Bases: AbstractStudy

A study coresponds to one or multiple agents evaluated on a benchmark.

This is part of the high level API to help keep experiments organized and reproducible.

agent_args

list[AgentArgs] The agent configuration(s) to run. IMPORTANT: these objects will be pickled and unpickled. Make sure they are imported from a package that is accessible from PYTHONPATH. Otherwise, it won’t load in agentlab-xray.

Type:

list[agentlab.agents.agent_args.AgentArgs]

benchmark

bgym.Benchmark | str The benchmark to run the agents on. See bgym.DEFAULT_BENCHMARKS for the main ones. You can also make your own by modifying an existing one.

Type:

browsergym.experiments.benchmark.base.Benchmark | str

dir

Path The directory where the study will be saved. If None, a directory will be created in RESULTS_DIR.

Type:

pathlib.Path

suffix

str A suffix to add to the study name. This can be useful to keep track of your experiments. By default the study name contains agent name, benchmark name and date.

Type:

str

uuid

str A unique identifier for the study. Will be generated automatically.

Type:

str

reproducibility_info

dict Information about the study that may affect the reproducibility of the experiment. e.g.: versions of BrowserGym, benchmark, AgentLab…

Type:

dict

logging_level

int The logging level for individual jobs.

Type:

int

logging_level_stdout

int The logging level for the stdout of the main script. Each job will have its own logging level that will save into file and can be seen in agentlab-xray.

Type:

int

comment

str Extra comments from the authors of this study to be stored in the reproducibility information. Leave any extra information that can explain why results could be different than expected.

Type:

str

ignore_dependencies

bool If True, ignore the dependencies of the tasks in the benchmark. Use with caution. So far, only WebArena and VisualWebArena have dependencies between tasks to minimize the influence of solving one task before another one. This dependency graph allows experiments to run in parallel while respecting task dependencies. However, it still can’t run more than 4 and, in practice it’s speeding up evaluation by a factor of only 3x compare to sequential execution. To accelerate execution, you can ignore dependencies and run in full parallel. This leads to a decrease in performance of about 1%-2%, and could be more. Note: ignore_dependencies on VisualWebArena doesn’t work.

Type:

bool

avg_step_timeout

int The average step timeout in seconds. This is used to stop the experiments if they are taking too long. The default is 60 seconds.

Type:

int

demo_mode

bool If True, the experiments will be run in demo mode, which will record videos, and enable visual effects for actions.

Type:

bool

agent_args: list[AgentArgs] = None
append_to_journal(strict_reproducibility=True)

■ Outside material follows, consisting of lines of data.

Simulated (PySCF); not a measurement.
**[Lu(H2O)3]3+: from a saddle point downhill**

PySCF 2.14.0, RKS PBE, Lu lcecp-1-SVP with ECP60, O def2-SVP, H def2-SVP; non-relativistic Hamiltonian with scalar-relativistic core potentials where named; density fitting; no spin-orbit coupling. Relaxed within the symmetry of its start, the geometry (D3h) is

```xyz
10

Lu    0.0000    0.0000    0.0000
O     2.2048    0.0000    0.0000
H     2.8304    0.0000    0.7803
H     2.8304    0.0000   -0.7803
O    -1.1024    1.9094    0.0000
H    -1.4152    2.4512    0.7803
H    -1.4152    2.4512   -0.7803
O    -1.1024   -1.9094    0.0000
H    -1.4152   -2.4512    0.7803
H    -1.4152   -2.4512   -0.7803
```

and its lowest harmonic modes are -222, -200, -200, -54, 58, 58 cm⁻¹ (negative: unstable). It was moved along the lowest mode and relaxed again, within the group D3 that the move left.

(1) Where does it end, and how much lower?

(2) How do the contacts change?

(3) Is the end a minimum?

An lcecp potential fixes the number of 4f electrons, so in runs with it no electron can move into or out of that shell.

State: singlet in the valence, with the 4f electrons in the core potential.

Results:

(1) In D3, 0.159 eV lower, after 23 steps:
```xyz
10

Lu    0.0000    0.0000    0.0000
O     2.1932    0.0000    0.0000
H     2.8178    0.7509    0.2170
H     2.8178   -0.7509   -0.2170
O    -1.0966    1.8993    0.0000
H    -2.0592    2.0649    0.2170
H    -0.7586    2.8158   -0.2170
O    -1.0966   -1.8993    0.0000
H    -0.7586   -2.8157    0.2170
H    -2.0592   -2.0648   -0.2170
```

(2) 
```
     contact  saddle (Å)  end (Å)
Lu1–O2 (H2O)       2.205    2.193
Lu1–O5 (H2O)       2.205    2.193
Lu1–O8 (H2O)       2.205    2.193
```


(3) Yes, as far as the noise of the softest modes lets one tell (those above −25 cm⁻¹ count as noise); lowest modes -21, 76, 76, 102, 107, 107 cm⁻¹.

Append the study to the journal.

Parameters:

strict_reproducibility – bool If True, incomplete experiments will raise an error.

avg_step_timeout: int = 60
benchmark: Benchmark | str = None
comment: str = None
demo_mode: bool = False
dir: Path = None
find_incomplete(include_errors=True)

Find incomplete or errored experiments in the study directory for relaunching.

Parameters:

include_errors – bool If True, include errored experiments in the list.

Returns:

The list of all experiments with completed ones replaced by a

dummy exp_args to keep the task dependencies.

Return type:

list[ExpArgs]

ignore_dependencies: bool = False
static load(dir: Path) Study
load_exp_args_list()
static load_most_recent(root_dir: Path = None, contains=None) Study
logging_level: int = 10
logging_level_stdout: int = 30
make_exp_args_list()

Generate the exp_args_list from the agent_args and the benchmark.

property name
override_max_steps(max_steps)
reproducibility_info: dict = None
run(n_jobs=1, parallel_backend='ray', strict_reproducibility=False, n_relaunch=3, relaunch_errors=True, exp_root=PosixPath('/home/docs/agentlab_results'))

Run the study

set_reproducibility_info(strict_reproducibility=False, comment=None)

Gather relevant information that may affect the reproducibility of the experiment

e.g.: versions of BrowserGym, benchmark, AgentLab…

Parameters:
  • strict_reproducibility – bool If True, all modifications have to be committed before running the experiments. Also, if relaunching a study, it will not be possible if the code has changed.

  • comment – str Extra comment to add to the reproducibility information.

suffix: str = ''
uuid: str = None
agentlab.experiments.study.get_most_recent_study(root_dir: Path = None, date_format: str = '%Y-%m-%d_%H-%M-%S', contains=None)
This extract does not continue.